Creating an XML sitemap is one of the most fundamental tasks of any SEO strategy.
It is also one of those aspects that often gets overlooked, particularly when it comes to using sitemaps to solve technical SEO issues.
In this guide, you’ll learn everything you need to know about sitemaps, from the foundational basics every SEO should know to the process of creating and submitting sitemaps to Google, as well as using sitemaps to further your site’s search visibility.
A sitemap is nothing else but a simple XML file containing a list of your website’s most important content (including video and images).
Notice that I didn’t say ALL the content. That’s because contrary to a common belief, a sitemap does not need to list every single page you have on the site. It should, however, include information about any content that you want to show up in the search results.
This is an important distinction to remember. Following this rule will help you create a sitemap that works for your SEO benefit, rather than against it.
The simplest answer is because Google uses it to discover and access the most important pages on the site.
Search engines, typically, find and crawl pages on the site following internal links.
Google’s Gary Illyes has confirmed that to be true somewhat recently in a tweet.
However, not all pages will be interlinked well enough for the Googlebot to find them.
Many landing pages, for instance, may exist as independent entities, not interlinked with any other content.
Other pages might be buried too deep within the site’s architecture for the bot to reach them within the available crawl budget.
A sitemap gives you the ability to tell Google which pages to access and prioritize in the crawl.
But that will work only if you follow the rule above.
Listing all pages, including those you don’t need to see in SERPs (and most likely have blocked from being indexed in the Robots.txt file anyway) only clutters the roadmap.
Keeping the sitemap clean, listing only the assets you want to rank will make it much easier for Google to use.
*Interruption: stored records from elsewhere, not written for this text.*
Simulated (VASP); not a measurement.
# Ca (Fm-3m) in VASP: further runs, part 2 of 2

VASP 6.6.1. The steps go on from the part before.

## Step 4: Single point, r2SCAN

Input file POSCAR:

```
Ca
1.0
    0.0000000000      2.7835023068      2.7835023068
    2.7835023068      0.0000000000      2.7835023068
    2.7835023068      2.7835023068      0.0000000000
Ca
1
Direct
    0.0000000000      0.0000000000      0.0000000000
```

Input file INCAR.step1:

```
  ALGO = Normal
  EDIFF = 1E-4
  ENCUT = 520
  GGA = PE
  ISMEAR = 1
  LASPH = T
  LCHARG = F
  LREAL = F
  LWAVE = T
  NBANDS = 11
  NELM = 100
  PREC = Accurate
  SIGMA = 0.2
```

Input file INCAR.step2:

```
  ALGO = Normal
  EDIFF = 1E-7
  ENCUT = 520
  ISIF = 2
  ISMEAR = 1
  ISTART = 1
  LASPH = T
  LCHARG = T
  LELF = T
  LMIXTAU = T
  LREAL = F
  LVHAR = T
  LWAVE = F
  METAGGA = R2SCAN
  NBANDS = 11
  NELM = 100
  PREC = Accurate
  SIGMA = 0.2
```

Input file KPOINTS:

Recommended Reading: The Best SEO Audit Checklist to Boost Search Visibility and Rankings
For one, a sitemap will help you monitor the most important content on the site.
Sitemaps listing pages on specific sections of the site only, like product pages, for example, let you run highly-targeted site audits and uncover problems at a granular level.
You can use sitemaps to evaluate the health of specific content types or sections of the site, and spot issues that you’d otherwise miss, if reviewed in a full site crawl.
An example of a crawler set up to audit a specific sitemap only.
Sitemap uses an XML format to include the data. A typical sitemap file looks like this:
Note that, in spite of all the code, you can clearly see specific page URLs and associated data, like when the page was last modified.
The <url> section contains all that information.
Sitemaps have some limitations, though:
An important note about the sitemap’s size limits.
As you’ve seen from the limitations above, the sitemap cannot contain more than 50 thousand URLs. Although this is enough for a typical site, it’s far too little for a typical enterprise website.
What to do, then?
As there is no restriction as to how many sitemaps you can create, the simplest and most practical solution is to have more than a single sitemap. It is also one of the most effective ways to monitor individual site sections, as you’ve seen above too.
Recommended Reading: How to Audit Localized Versions of Your Page
When creating multiple sitemaps, make sure to also create a sitemap index - A single file listing all the sitemaps on the site.
You can submit just the sitemap index file to Google, and the search engine will use it to access all the individual sitemaps you’ve created.
The process will largely depend on the technology used on your site. In most cases, however, you can create a sitemap directly from your Content Management System.
Most CMS’ like Wordpress or Joomla offer dedicated plugins for creating and updating the sitemap every time a page is created or updated.
(XML Sitemaps option in a WordPress plugin)
More advanced plugins will also automatically create individual sitemaps for each website section.
If your CMS doesn’t offer that functionality, you can use a crawler to create the sitemap as well.
A crawler collects all the information about pages on the site as it goes through them. That information is stored in a database, and the crawler can output it in the sitemap’s XML format.
Here’s how the option looks like in seoClarity’s crawler, Clarity Audits:
With Clarity Audits, you can crawl the entire site and build a sitemap from that information. Or you can set it up to access specific sections only to create individual sitemaps.
But the crawler has a few other tricks up its sleeve.
Google can find the sitemap on its own. However, it is a good practice to submit it to Google, and let it process the data.
You do it in Google Search Console.
Below the box, you will see your all submitted sitemaps with information about when Google has accessed them recently, and the status of the file.
With the sitemap created and submitted, all that is left to do is to monitor it for any potential errors in Google Search Console. Also, if you’ve created the sitemap manually and not through the CMS, make sure to recreate and upload it to the server regularly to ensure that any new pages have been included.